Why is a email validation regular expression flagged for having control characters?

Version: SonarQube * Version 9.3 (build 51899)

We have observed that a regular expression used to validate emails is being flagged as a bug by SonarQube. I’ve done some research and from what I can tell, the control characters are non-printable, so it sort of makes sense that they not be present, but I’ve yet to find out why a top ranking website is advocating for this regex: https://emailregex.com/

(?:[a-z0-9!#$%&'*+/=?^_`{|}~-]+(?:\.[a-z0-9!#$%&'*+/=?^_`{|}~-]+)*|"(?:[\x01-\x08\x0b\x0c\x0e-\x1f\x21\x23-\x5b\x5d-\x7f]|\\[\x01-\x09\x0b\x0c\x0e-\x7f])*")@(?:(?:[a-z0-9](?:[a-z0-9-]*[a-z0-9])?\.)+[a-z0-9](?:[a-z0-9-]*[a-z0-9])?|\[(?:(?:25[0-5]|2[0-4][0-9]|[01]?[0-9][0-9]?)\.){3}(?:25[0-5]|2[0-4][0-9]|[01]?[0-9][0-9]?|[a-z0-9-]*[a-z0-9]:(?:[\x01-\x08\x0b\x0c\x0e-\x1f\x21-\x5a\x53-\x7f]|\\[\x01-\x09\x0b\x0c\x0e-\x7f])+)\])

Here’s an example of one of the “bugs”:

Remove this control character: \x0e.

And here is the full list of control characters which are flagged by SonarQube:

‘.\x0e…\x0e…\x0c…\x0c…\x0b…\x0c…\x1f…\x01…\x1f…\x01…\x01…\x09…\x08…\x0b…\x0b…\x0e…\x0b…\x08…\x0c…\x0e…\x09…\x01.’

I do know that email addresses can now contain special characters from different languages, but my experience with this is severely limited. Hoping someone can help shed some light on this. Thank you!

Hey there.

Can you be specific which rule (and on what programming language) the issue is being raised? This helps us direct the question to the right team.

Hi Colin,

Thanks for the quick reply. The programming language is Node.js. The rule is L27.

Hope this helps,
James

I think that’s your line number. :wink: You can find the Rule ID by clicking on “Why is this an issue?”

Sorry. I’m hoping this is it: javascript:S6324. From the top right part of the “Why is this an issue?” panel.

Hi,

I was wondering if there were any updates on this issue?
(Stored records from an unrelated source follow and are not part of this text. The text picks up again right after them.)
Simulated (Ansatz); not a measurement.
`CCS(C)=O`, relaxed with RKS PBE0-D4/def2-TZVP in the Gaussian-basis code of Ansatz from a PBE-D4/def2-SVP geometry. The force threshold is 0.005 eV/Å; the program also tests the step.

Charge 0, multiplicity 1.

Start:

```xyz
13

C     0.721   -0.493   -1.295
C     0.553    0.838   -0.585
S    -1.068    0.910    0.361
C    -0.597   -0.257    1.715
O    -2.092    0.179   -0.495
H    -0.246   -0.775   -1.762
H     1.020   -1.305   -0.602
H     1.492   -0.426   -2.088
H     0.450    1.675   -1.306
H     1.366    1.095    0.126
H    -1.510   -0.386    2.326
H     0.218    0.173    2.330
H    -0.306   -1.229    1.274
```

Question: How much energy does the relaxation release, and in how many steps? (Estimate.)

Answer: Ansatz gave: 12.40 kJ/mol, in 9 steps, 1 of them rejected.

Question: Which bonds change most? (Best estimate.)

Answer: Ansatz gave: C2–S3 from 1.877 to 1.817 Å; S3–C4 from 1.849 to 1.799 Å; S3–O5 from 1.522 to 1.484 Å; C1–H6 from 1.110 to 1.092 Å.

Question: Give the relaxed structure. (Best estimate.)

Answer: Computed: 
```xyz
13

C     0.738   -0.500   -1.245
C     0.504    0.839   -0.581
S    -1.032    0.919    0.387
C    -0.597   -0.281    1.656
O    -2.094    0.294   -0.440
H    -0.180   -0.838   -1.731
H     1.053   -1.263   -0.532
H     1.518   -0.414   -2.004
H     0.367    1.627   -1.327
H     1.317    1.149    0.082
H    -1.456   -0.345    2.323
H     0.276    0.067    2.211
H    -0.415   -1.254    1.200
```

I’ve also created a similar Stack Overflow post to gather more information on these characters: node.js - What is the purpose of non-printable control characters in this email validation regular expression? - Stack Overflow

Thank you,
James

Your question:

Why is a email validation regular expression flagged for having control characters?

Is answerable by a broader super-question:

Why is a regular expression flagged for having control characters?

The docs for S6324 state:

Entries in the ASCII table below code 32 are known as control characters or non-printing characters. As they are not common in JavaScript strings, using these invisible characters in regular expressions is most likely a mistake.

Is your problem really that you think SonarQube should have a special case to detect that a regex is for email validation? If so:

  • say so.
  • While I agree that it would be nice, I think the added value is not much (how many people have had the same question as you out of all the people who use this lint rule?), and this kind of special-casing doesn’t really scale well. How should it be decided what and what not to special-case? It could be a big can of worms that could equally be addressed on your end just by using the provided linting escape hatch mechanisms.
3 Likes

I’m trying to figure out what we’re supposed to do with the conflicting information from emailregex’s site and SonarQube. Looking for an answer from someone who has dealt with this issue and who has specific experience with the issue. Thank you.

Colin - Does SonarQube have a way to ignore the rule? We’re also ok with doing that at this point as well.

You can use NOSONAR comments to ignore warnings on a case-by-case basis. I’ve also updated my answer on stackoverflow.com accordingly (along with an edit pointing out the part of the RFC spec that shows that addresses can have these characters). Please mark it as accepted if it answers your question.

hello @jamesmortensen,

Yes, you can mark individual issues as “False positive” or “Won’t fix” in SQ UI, and/or you can remove the rule from your quality profile.

For your original question - I think this is very complicated regex, and perhaps usage of control characters are justified there (tbh I am not really an expert, but I wonder why control characters should be enabled in email, are you able to configure such email address and send/receive emails on it?). However, I think such complex regexes are going to be an exception and rule will work fine and provide value for 99% of other cases.